More than half the colonies of Antarctica's penguins, including emperor penguins made famous by the Hollywood film "Happy Feet", face decline or are in danger of being wiped out if the world warms by 2 C, a report says.
Rising temperatures in coming decades would lead to less sea ice in the Southern Ocean surrounding Antarctica and fewer nesting sites and feeding grounds for penguins, global conservation group WWF said in the report "2 C is Too Much".
"The problem is very serious. Antarctica and the Arctic are the most threatened regions from climate change," Juan Casavelos, WWF's Antarctic Climate Change Coordinator, said yesterday.
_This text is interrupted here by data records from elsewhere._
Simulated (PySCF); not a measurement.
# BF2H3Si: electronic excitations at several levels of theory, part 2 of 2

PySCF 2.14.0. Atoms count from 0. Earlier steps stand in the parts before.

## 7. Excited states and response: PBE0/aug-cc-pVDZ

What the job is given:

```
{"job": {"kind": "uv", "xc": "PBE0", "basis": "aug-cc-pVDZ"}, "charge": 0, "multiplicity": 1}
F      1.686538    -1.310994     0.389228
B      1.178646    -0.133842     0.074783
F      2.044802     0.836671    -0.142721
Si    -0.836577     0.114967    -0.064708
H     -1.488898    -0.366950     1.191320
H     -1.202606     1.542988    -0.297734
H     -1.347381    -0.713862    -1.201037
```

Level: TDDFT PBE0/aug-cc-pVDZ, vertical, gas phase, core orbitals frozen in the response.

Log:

"In the Antarctic Peninsula, the temperature has risen 2.5 C in the past 50 years, which is five times faster than the global average," he said on Barcelona, Spain, where the report was released at this week's International Union for Conservation of Nature congress.
Global temperatures have already risen on average by about 0.6 C since the Industrial Revolution, mainly through the burning of fossil fuels.
The report said unless nations slash carbon emissions, the world would warm by an average 2 C in less than 40 years.
But temperatures near the Poles have already risen much faster, leading to dramatic melting of glaciers on the Antarctic Peninsula, off the bottom of South America, and sea ice at the North Pole.
"The situation is quite critical because in the past 50 years, the emperor penguin population has decreased by 50 percent in all of Antarctica," Casavelos said.
On the Antarctic Peninsula's northwestern coast, Adelie penguin numbers have dropped dramatically over the past 25 years, WWF's report said, calling for rich nations to agree to steep cuts in greenhouse gas emissions in UN-led climate talks.
"Fifty percent of the colonies of the iconic emperor penguin and 75 percent Adelie penguin colonies face marked decline or disappearance if the global temperature is allowed to rise 2 C above pre-industrial levels," the report said.
"Under 2 C global warming and the projected decrease in sea ice thickness and increase in open water area, emperor penguins will find it increasingly difficult to find new nesting areas," it said.
With less sea ice, Adelie penguins could be pushed further south but this could hamper their hunts for food during the dark winter months because they needed at least a few hours of daylight to find food, the report said.